Friday, February 11, 2011

Egypt and Obama

And so Mubarak is done.

How has Barack Obama done during this major foreign policy challenge? I don't know, and you don't know, and the people talking about it on TV and in the blogs don't know; too much of what's happened (and what may have happened) is behind the scenes. Not just what Obama and the Americans are doing, but it's going to take some time for us to really know what many of the key Egyptians have been up to. If I had to guess, at this point, I'd say that at the very least he's avoided any significant egregious blunders, but even that is extremely provisional. We won't be able to really say much for a while.

In the meantime, I want to steer you to some very useful analysis of the presidency in foreign affairs from political scientists. Over at the Monkey Cage, read two excellent posts from Elizabeth Saunders (first one, second one), who studies the ways that presidents personally make a difference in foreign policy. And I also highly recommend a post by presidential scholar Matthew Dickinson, who emphasizes the constraints presidents work under in foreign and security issues. For those interested in more, read a journal article by Saunders on JFK and LBJ in Vietnam.

The one addition I'd make is about party, which doesn't figure prominently into any of those pieces. Remember, if we're to say that presidents are personally influential, that means that they are making decisions, not just following the lead of the permanent government bureaucracy (whether that's found at State, the Pentagon, or other agencies) -- or of other actors. The era of JFK and LBJ is one of a very personal presidency, and a continuing, nonpartisan national security and foreign affairs establishment. Barack Obama's presidency is, as all presidencies since Ronald Reagan's have been, much more partisan. Of course, the parties themselves may not be monolithic: George W. Bush's Republicans had their Wilsonian neocons and their realists, and Obama's Democrats have their own splits. It's often possible to spot, at least, who the players are, as Matt Yglesias tries to do in this post.  But these things can get very complex very quickly: is Hillary Clinton acting on behalf of a Democratic party faction, or on behalf of the State Department bureaucracy, or what?

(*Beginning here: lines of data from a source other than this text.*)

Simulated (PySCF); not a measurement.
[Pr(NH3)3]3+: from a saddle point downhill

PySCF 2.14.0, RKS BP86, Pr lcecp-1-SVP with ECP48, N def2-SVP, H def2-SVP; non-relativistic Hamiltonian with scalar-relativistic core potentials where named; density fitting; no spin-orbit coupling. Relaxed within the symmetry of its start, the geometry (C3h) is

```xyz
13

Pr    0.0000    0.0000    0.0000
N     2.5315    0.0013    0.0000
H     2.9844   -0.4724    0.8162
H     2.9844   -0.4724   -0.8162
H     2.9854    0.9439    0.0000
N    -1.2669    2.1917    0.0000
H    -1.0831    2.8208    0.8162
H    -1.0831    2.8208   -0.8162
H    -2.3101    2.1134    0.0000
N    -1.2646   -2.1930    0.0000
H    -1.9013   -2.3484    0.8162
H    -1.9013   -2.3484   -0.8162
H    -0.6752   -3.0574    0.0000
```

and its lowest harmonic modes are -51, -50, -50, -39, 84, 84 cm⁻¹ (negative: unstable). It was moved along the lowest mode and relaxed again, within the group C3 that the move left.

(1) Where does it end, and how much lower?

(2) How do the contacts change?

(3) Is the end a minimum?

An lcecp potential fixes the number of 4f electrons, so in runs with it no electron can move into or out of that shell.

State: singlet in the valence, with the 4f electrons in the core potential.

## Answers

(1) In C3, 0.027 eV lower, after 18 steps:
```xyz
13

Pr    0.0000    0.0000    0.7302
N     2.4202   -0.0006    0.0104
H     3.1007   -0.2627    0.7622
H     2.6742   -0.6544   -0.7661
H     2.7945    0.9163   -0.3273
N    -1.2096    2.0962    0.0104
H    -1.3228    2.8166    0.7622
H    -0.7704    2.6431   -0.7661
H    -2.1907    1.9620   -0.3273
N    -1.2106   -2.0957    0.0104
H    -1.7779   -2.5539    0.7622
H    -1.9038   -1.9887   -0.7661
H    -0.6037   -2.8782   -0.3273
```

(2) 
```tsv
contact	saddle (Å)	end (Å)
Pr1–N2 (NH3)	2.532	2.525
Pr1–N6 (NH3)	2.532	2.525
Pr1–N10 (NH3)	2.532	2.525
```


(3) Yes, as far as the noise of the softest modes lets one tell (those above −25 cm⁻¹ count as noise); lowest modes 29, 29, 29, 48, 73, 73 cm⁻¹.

I do believe, as Saunders argues, that presidents can have individual influence beyond those constraints, but whether they in fact do have that sort of influence is always going to be a real question -- it's going to depend on (at least) how the president is doing in general, how much he cares about the issues at stake, and how much the other players are committed to their positions.

2 comments:

  1. Brief remark about my very quick skim of the very long pdf Saunders article on JFK and LBJ - VN (which I plan to read through more carefully at a later time).

    I'll stand corrected for getting anything, or everything, wrong given my hurried skim, but any recent piece on this subject which fails to account for or cite John Newman's outstanding scholarship, using then-recently released govt docs, in his 1991 book JFK and Vietnam, and which (iirc) doesn't mention James K. Galbraith's fine Boston Review article from the 1990s re JFK Withdrawing from Vietnam, nor cite and carefully evaluate JFK's NSAM 263 withdrawal plan as compared to the final draft of NSAM 273 as signed by LBJ, which subtly reversed Kennedy's withdrawal goal, such an article is less than complete to say the least.

    I also note Saunders cites people like the hawkish Leslie Gelb for an assertion about Kennedy on VN, which I would tend to take with a grain of salt, as well as McGeorge Bundy. Saunders may have written this before the recently released book by Gordon Goldstein, Lessons in Disaster, which had begun as a memoir by Bundy who, alas, didn't live to finish it. Goldstein reveals, inter alia, that a) Bundy wasn't always in the loop on VN, at least in terms of Kennedy's actual thinking and plans, presumably kept out intentionally by JFK by late '63, and b) after careful consideration, Bundy concludes to Goldstein that JFK would not have escalated the war as LBJ did and in fact appears to have sought withdrawal (pls check book for nuanced Bundy remarks for complete accuracy here; I'm only working from memory).

    James Douglass in his recent outstanding book JFK and the Unspeakable also covers this ground and Kennedy's many battles with the entrenched FP bureaucracy at Foggy Bottom and the Pentagon. A very personal FP indeed, and mostly successful, often bold in the way he went against the nat'l security/MIC establishment. But with VN, he just didn't get the time to fully carry out his withdrawal plans.

    Of course LBJ's FP was personal too, often too personal in the way he considered "losing" VN to the commies as almost a threat to his manhood. Kennedy, increasingly a skeptic of Cold War platitudes, could evaluate the situation from a detached and cooly analytical perspective and always drew the line against sending in combat units; hypersensitive and unsophisticated Johnson didn't want to the "the first president to lose a war", didn't want "another Munich" and as a believer in Ike's domino theory, didn't want to have to fight the commies tomorrow in San Francisco.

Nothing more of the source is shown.